Born at Rethel, in the Ardennes, he was the eldest son of Jules Armand Guillaume Boucher de Crèvecœur, botanist and customs officer, and of Etienne-Jeanne-Marie de Perthes (whose surname he was authorised by royal decree in 1818 to assume in addition to his father's). In 1802 he entered government employ as an officer of customs. His duties kept him for six years in Italy, but upon his returning in 1811 he found rapid promotion at home, and finally was appointed, in March 1825, to succeed his father as director of the douane (customs office) at Abbeville, where he remained for the rest of his life.
His leisure time was chiefly devoted to the study of what was afterwards called the Stone Age and antediluvian man, as he expressed it. About the year 1830 he had found, in the gravels of the Somme valley, flints which in his opinion bore evidence of human handiwork; but not until many years afterwards did he make public the important discovery of a worked flint implement with remains of elephant and rhinoceros in the gravels of Menchecourt. This was in 1846.
In 1847 he commenced the issue of his monumental three volume work, Antiquites Celtiques Et Antediluviennes, a work in which he was the first to establish the existence of man in the Pleistocene or early Quaternary period. His views met with little approval, partly because he had previously propounded theories regarding the antiquity of man without facts to support them, partly because the figures in his book were badly executed and they included drawings of flints which showed no clear sign of workmanship.

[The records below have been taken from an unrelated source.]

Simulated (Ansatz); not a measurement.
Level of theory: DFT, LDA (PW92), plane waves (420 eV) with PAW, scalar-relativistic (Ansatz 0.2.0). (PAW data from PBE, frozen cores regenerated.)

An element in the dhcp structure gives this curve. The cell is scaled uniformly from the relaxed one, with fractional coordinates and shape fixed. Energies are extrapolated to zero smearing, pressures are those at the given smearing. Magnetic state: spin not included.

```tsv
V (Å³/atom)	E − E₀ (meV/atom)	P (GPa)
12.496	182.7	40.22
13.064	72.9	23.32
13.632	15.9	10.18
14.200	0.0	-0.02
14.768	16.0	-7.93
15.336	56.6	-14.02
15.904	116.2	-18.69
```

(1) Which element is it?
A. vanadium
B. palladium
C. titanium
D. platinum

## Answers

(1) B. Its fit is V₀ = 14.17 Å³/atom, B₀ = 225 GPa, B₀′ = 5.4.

In 1855 Dr Jean Paul Rigollot of Amiens strongly advocated the authenticity of the flint implements; but it was not until 1858 that Hugh Falconer saw the collection at Abbeville and induced Sir Joseph Prestwich in the following year to visit the locality. Prestwich then definitely agreed that the flint implements were the work of man, and that they occurred in undisturbed ground in association with remains of extinct mammalia.
Charles Lyell not only confirmed the enormous geological time periods of the stratifications, but indicated that the chalk plateau of Picardy, France had once been connected to the chalk lands of Kent, England and that the Strait of Dover or Pas de Calais was the recent result of very long term complex erosion forces.
In 1863 his discovery of a human jaw, together with worked flints, in a gravel-pit at Moulin-Quignon near Abbeville seemed to vindicate Boucher de Perthes entirely; but doubt was thrown on the antiquity of the human remains (owing to the possibility of interment), though not on the good faith of the discoverer, who was the same year made an officer of the Légion d'honneur. However, the 'Moulin-Quigon jaw' was a hoax, planted by one of Boucher de Perthes' workers in response to an offer of a reward of 200 Francs for findings of human remains.
Although Boucher de Perthes was the first to establish that Europe had been populated by early man, he was not able to pinpoint the precise period, because the scientific frame of reference did not then exist. Today the hand axes of the Somme River district are widely accepted to be at least 500,000 years old and thus the product of Neanderthal populations, while some authorities think they may be as old as one million years and therefore associated with Homo erectus.
Boucher de Perthes displayed activity in many other directions. For more than thirty years he filled the presidential chair of the Société d'Emulation at Abbeville, to the publications of which he contributed articles on a wide range of subjects. He was the author of several tragedies, two books of fiction, several works of travel, and a number of books on economic and philanthropic questions.
In 1954, the Museum Boucher de Perthes was opened in Abbeville, with collections covering a wide range of materials and periods.